In another passage, Saint Paul, looking to Jesus, says, "He loved me and gave himself for me." He also notes, “there is someone willing to die for a just person, but only Jesus Christ wants to give life "for a sinner like me." With these words, said the Holy Father, Saint Paul tries to get us into the mystery of Christ. It's not easy, "it's a grace." Not only the canonized Saints have understood this, but also so many saints "hidden in daily life," humble people who only put their hope in the Lord: they entered the mystery of the crucified Jesus Christ, "which is a madness," says Paul noting that if he were to boast of something, only he could boast of "his sins and of the crucified Jesus Christ," not of the study with Gamaliel in the synagogue, or of any other. "Another contradiction," is this, which leads us to the mystery of Jesus, crucified, "in dialogue with my sins."
Pope Francis emphasized that when we go to Mass, we know that he is in the Word, that Jesus comes, but this, the Pope warned, is not enough to enter the mystery:
"Entering into the mystery of Jesus Christ is more, it is to let go into that abyss of mercy where there are no words: only the embrace of love. The love that led him to death for us. When we go to confess because we have sins, we say yes, I must have my sins taken away, let's say; or 'God forgive me for my sins, tell your sins to the confessor, and we will be calm and happy. If we do so, we have not entered into the mystery of Jesus Christ. If I go, I go to meet Jesus Christ, to enter into the mystery of Jesus Christ, to enter into that hug of forgiveness of which Paul speaks; of that gift of forgiveness. "
When asked about who is "Jesus for you", you may answer "the Son of God", you could say all the Creed, all the catechism, and it is true but we would come to a point where we would not have been able to say that at the centre of the mystery of Jesus Christ, is that he "loved me" and "gave himself up for me". "Understanding the mystery of Jesus Christ is not a matter of study," the Pope notes, because "Jesus Christ is understood only by pure grace."
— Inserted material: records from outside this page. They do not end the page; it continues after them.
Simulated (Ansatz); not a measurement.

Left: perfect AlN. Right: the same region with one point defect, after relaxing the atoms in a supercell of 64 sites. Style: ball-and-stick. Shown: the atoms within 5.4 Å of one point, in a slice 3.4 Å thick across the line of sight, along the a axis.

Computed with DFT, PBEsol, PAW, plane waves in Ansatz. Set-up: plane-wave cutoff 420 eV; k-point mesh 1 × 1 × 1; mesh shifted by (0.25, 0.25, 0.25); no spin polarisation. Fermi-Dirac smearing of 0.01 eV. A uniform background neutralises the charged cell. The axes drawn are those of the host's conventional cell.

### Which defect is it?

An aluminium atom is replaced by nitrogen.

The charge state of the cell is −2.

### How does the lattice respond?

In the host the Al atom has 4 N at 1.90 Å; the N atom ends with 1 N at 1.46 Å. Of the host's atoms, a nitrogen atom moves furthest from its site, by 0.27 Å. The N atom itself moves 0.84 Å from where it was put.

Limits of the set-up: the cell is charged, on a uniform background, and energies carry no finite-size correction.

Thus, a pious exercise helps us: the Way of the Cross, which consists in walking with Jesus when he gives us the "embrace of forgiveness and peace."
"It's nice to do the Via Crucis. Do it at home, thinking of moments in the Passion of the Lord. Even the great Saints always advised that we begin the spiritual life with this encounter with the mystery of Jesus Crucified. Saint Teresa advised her nuns: to get to the prayer of contemplation, the high prayer she began with the meditation of the Passion of the Lord. The Cross with Christ. Christ in the Cross. Start and think. And so, trying to understand with the heart that he loved me and gave himself for me, "he gave himself up to death for me."
Pope Francis reiterated that in the First Reading, Saint Paul wants to bring us to the abyss of the mystery of Christ.
"I am a good Christian, I go to Mass on Sunday, I do works of mercy, I pray, I educate my children well: this is very good. But the question I ask, 'You do all this, but have you entered the mystery of Jesus Christ?'
Finally, the Pope’s call was to look at the Crucifix, "icon of the greatest mystery of creation, of all": "Christ crucified, the centre of history, the centre of my life."